Friday, March 07, 2008

Financial Illiteracy

Listening to radio host Dave Ramsey discuss a recent story in USA Today about how Americans are depending more and more on their credit cards to get by....

Ramsey said that his organization's experience as financial counselors suggests that many people pay their credit card payments and car payments before they pay their mortgage. Could it be that we don't have a "mortgage crisis" but instead have a "credit card crisis?"

I won't go into the math involved, or the collection techniques used by credit card or auto loan companies. Instead, right now I'm thinking about how people get into that kind of mental state in the first place.

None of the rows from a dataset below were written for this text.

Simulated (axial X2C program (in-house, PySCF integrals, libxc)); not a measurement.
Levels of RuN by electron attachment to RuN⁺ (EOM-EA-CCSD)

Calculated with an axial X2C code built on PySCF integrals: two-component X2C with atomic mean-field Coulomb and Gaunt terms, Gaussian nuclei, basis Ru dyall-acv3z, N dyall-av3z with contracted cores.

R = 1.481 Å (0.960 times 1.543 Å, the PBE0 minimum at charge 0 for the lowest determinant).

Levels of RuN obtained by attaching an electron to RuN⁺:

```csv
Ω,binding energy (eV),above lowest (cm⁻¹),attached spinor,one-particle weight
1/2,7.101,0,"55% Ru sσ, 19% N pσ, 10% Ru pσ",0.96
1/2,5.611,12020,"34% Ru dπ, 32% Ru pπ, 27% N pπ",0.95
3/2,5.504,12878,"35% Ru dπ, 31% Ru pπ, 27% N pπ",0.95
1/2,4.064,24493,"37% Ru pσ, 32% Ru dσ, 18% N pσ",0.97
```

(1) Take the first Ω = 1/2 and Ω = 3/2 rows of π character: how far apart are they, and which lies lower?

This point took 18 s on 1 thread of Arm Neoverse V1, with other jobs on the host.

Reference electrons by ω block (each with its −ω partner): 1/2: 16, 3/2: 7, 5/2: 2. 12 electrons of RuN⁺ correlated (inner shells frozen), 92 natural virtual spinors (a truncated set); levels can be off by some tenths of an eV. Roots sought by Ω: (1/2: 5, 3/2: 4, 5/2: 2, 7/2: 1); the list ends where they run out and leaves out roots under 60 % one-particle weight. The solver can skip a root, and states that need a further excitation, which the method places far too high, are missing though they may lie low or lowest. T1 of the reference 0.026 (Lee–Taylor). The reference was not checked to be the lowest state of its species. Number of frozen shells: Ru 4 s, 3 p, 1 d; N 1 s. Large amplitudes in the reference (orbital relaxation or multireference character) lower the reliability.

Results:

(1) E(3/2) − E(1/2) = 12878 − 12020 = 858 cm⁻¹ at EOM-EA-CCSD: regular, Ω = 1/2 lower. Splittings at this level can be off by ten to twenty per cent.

Lord knows I've made more than my share of financial mistakes, and will probably make more in the future, so I'm no expert. But shouldn't some of the efforts of the teachers' unions and educational groups go toward teaching our children the basics of personal finance?

I'm not sure what the curriculum would include. Budgeting basics, to be sure. Balancing a checkbook. An explanation of compound interest -- should it take thirty-five years to pay off a credit card? How to comparison shop.

But those are mechanical things, subjects that can be taught like any other in school. I think there needs to be a teaching of a new philosophy, at least new to the current generation -- the principle of delayed gratification. We have been taught since the advent of television that we must have the next thing, the newest trinket, the shiniest object that catches our attention, and we must have it now.

Our grandparents knew about this. The generation that lived through the Great Depression understood what it meant to do without -- our current "poverty level" is the equivalent of what was once considered well-to-do. You saved up to pay cash for a car. You couldn't afford a house until you had a substantial down payment, usually well into middle age. You ate meals at home, and a burger and coke was considered a very special treat.

That mindset created the Greatest Generation. America prospered throughout the 50's and 60's, because of the understanding of adults that nothing is free, you have to work hard for what you get, and sometimes you have to just do without.



We don't have a financial crisis in America. We have an appetite crisis, one in which we want everything we see, and we believe that it's our right to have it all.

Education should start early, fifth or sixth grade at the latest. By the time our children graduate high school, responsible personal finance should be as programmed in their minds as reading and arithmetic.

Of course, if an entire generation of Americans became financially responsible, the Democrat party would wither and die.